Rocky romance … Nicholas Hoult and Lily Collins in Tolkien. Photograph: Allstar/Fox Searchlight Pictures
Rocky romance … Nicholas Hoult and Lily Collins in Tolkien. Photograph: Allstar/Fox Searchlight Pictures

Tolkien review – affecting biopic of the Lord of the Rings creator

This article is more than 4 years old

This refreshing origins story, starring Nicholas Hoult, traces the early life of JRR Tolkien as he makes friends at Oxford, finds love and faces the horror of war

A sweet innocence and high-mindedness pervade this movie from screenwriters David Gleeson and Stephen Beresford and the Finnish director Dome Karukoski. It’s about the early life of JRR Tolkien – who, like CS Lewis, became a staggeringly successful author but remained an unworldly Oxford don to the end of his days, never dreaming of the kind of mega-celebrity and super-wealth that writers such as JK Rowling or George RR Martin enjoy.

Nicholas Hoult plays the doe-eyed young John Ronald Reuel Tolkien, an orphaned boy at King Edward’s School, Birmingham, with a brilliant facility for languages who makes three good friends there (his “fellowship”) and falls shyly in love with the young woman at his boarding house, Edith Bratt (Lily Collins), but who is forced by his Catholic guardian into choosing between early marriage and going up to Oxford.

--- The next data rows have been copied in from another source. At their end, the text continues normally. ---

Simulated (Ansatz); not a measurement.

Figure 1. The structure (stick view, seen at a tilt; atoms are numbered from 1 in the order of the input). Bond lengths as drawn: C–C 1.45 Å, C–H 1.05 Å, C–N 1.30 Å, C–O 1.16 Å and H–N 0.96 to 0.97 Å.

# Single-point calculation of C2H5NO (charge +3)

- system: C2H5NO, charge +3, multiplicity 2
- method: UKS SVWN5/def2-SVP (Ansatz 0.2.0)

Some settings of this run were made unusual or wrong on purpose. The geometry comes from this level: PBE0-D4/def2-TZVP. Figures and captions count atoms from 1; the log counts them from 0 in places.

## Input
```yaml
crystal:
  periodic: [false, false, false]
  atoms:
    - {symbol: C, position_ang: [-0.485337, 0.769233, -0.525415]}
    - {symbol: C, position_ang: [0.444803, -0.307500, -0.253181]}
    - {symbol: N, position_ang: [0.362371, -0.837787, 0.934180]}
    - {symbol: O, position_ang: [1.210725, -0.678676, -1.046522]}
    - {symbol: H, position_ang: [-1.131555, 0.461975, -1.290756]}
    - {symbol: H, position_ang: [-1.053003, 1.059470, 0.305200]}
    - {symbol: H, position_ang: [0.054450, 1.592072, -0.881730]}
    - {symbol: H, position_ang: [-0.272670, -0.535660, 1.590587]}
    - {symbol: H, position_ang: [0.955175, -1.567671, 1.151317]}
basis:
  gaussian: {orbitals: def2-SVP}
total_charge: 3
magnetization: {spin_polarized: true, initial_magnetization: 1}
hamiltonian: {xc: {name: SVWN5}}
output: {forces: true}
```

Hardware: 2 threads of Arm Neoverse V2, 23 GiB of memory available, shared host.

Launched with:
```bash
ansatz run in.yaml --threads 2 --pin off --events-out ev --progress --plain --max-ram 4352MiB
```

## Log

The story is told via flashbacks from his soldier’s existence at the Somme in 1916, worrying about his schoolroom comrades and agonising over the love he might have lost. There are various moments that are supposed to be goosebump-inducing premonitions of Tolkien’s future created world (at the Somme, he has a batman called Sam, played by Craig Roberts) and visions of dragons in the midst of the western front carnage. But the film, understandably perhaps, can’t reconcile his romantic and mythic vision of battle with the banal horror of the first world war.

I very much enjoyed the young Tolkien’s prewar ecstatic conversion to the world of philology at Oxford, with Derek Jacobi’s sharp-tongued professor telling him to write a 5,000-word essay on the Norse influence on Sir Gawain and the Green Knight before teatime. (Sadly, the film doesn’t show him having to do that.)

This is a very male world and perhaps the inner life of Edith remains a mystery (as perhaps it might have been for Tolkien), but its earnestness and idealism are refreshing.